Quote Originally Posted by Clistenes View Post
The advantage of chariots was that one guy could focus on driving it while other or two mere focused on fighting... learning how to shoot a bow while riding a horse with a primitive saddle and not stirrups took some time to achieve...
This is something that got way, way overblown. I rode a horse bareback on my second horse riding lesson, and to quote the instructor: "We're doing this so that you know it's not that hard, the saddle is there more to protect the horse rather than make you able to ride it." The whole problem started when historians who were never near the saddle started to make stuff up wholesale, people believed then and it then took forever to quash the misinformation - stirrups being necessary for couched lance charge is a favourite example.

Let's look at archery specifically. The mere act of shooting a bow is pretty much the same on foot, on chariot and on horseback, so no problems there.

The accuracy will suffer if chariot or horse move, because, well, they move. You need to learn to compensat for it no matter what vehicle you use, so the difficulty remains the same - except it doesn't. Because a horse is an animal, it tries to keep itself more or less level, a horse won't suddenly jump if it encounters a rock, it will go over it. That makes it easier to achieve a steady aim from a horse than from a chariot.

Staying on your platform of choice - well, there's nuance. On one hand, you just kind of stand in teh chariot, no skills necessary. On the other hand, you may well need to grab the chariot with one hand to stay in it if it maneuvers too much or if the terrain is rough, a problem which, on a horse, you solve with your thighs.

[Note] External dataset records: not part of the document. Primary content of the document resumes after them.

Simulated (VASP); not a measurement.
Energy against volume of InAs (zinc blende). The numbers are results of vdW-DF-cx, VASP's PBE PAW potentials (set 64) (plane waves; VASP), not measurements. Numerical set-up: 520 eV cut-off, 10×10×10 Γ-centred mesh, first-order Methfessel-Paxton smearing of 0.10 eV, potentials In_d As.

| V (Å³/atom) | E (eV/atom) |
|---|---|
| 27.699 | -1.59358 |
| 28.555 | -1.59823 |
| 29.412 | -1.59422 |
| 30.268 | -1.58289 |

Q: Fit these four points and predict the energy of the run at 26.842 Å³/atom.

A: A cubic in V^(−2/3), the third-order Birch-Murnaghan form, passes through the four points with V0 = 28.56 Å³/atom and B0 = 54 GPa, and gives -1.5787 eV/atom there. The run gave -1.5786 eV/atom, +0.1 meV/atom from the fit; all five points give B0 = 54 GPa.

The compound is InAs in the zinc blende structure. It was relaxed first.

As for moving and shooting at the same time, yeah, horse archer is at a disadvantage and has to learn it, it takes some getting used to. It especially took a while to figure it out because you need to train your horse to respond to leg commands only, but once you do that, even a schmuck like me, on second horseriding lesson, can control the horse in such a way. That said, said training is enough of a hassle that it wasn't always done.